Last updated: January 28, 2024

Introduction

Managing jobs in Ubuntu is a foundational skill for system administrators, developers, and power users. This tutorial will guide you through various commands and utilities you can use to effectively manage application processes on your system.

Understanding Jobs and Processes

Before diving into managing jobs, it’s important to differentiate between processes and jobs. A process is an instance of a program running, whereas a job is a process that a shell is aware of and managing. Jobs can be suspended, resumed, and terminated from the shell.
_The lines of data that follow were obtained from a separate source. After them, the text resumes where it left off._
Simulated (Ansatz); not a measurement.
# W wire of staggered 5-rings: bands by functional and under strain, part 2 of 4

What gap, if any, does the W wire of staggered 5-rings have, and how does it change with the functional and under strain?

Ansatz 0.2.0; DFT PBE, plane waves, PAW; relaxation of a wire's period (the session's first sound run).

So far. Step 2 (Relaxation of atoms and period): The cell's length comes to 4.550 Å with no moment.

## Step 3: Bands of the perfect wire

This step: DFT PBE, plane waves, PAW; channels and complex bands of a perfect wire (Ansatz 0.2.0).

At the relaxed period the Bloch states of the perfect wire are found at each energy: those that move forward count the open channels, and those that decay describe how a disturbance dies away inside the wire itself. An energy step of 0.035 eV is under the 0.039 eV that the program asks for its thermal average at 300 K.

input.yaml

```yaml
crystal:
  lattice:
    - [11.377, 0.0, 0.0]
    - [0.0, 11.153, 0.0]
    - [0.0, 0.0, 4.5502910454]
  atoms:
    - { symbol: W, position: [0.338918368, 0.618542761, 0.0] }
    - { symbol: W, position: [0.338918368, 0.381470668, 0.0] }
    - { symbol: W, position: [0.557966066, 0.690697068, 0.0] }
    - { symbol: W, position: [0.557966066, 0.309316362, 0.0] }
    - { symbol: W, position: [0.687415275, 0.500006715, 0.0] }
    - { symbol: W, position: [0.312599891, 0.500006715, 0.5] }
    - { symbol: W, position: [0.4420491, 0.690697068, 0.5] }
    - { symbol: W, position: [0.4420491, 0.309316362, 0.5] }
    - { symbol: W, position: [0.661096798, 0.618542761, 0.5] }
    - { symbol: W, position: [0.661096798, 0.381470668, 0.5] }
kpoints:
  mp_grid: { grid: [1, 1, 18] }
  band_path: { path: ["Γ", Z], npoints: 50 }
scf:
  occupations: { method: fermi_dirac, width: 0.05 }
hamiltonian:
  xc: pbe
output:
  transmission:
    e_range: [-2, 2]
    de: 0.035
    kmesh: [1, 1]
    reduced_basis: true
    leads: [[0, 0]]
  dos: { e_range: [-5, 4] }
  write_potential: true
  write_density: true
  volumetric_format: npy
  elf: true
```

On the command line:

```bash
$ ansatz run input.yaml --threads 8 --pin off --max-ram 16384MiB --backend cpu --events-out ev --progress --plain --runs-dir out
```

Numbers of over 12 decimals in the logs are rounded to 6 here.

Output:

Managing Jobs with Basic Commands

List Active Jobs

jobs

This will list all current jobs with their statuses: running, stopped, or terminated.

`Output:

[1]+  Running                 gedit &
[2]+  Stopped                 firefox

Suspending and Resuming Jobs

To suspend a running job, you can use the Ctrl+Z keystroke:

ping google.com
Ctrl+Z

You’ll see:

[1]+  Stopped                 ping google.com

Resume a job in the foreground with:

fg %1

Or resume a job in the background with:

bg %1

Killing a Job

To terminate a job, use the kill command with the job identifier:

kill %1

The job will terminate, and you’ll receive a confirmation:

[1]+  Terminated              ping google.com

Advanced Job Management with at and cron

The at Command

The at command schedules a job for a one-time execution at a specified time. For example:

echo "uptime" | at now + 5 minutes

The system will execute “uptime” after 5 minutes. The at daemon (atd) must be running for this to work.

The cron Command

The cron daemon is used for scheduling recurring jobs. Modify the crontab file to create a new scheduled job:

crontab -e

You can add this line to create a job that runs every hour:

0 * * * * /path/to/script.sh

Using systemd for Job Scheduling

In Ubuntu, systemd is the init system that manages system processes after booting. It incorporates job scheduling with services and timers.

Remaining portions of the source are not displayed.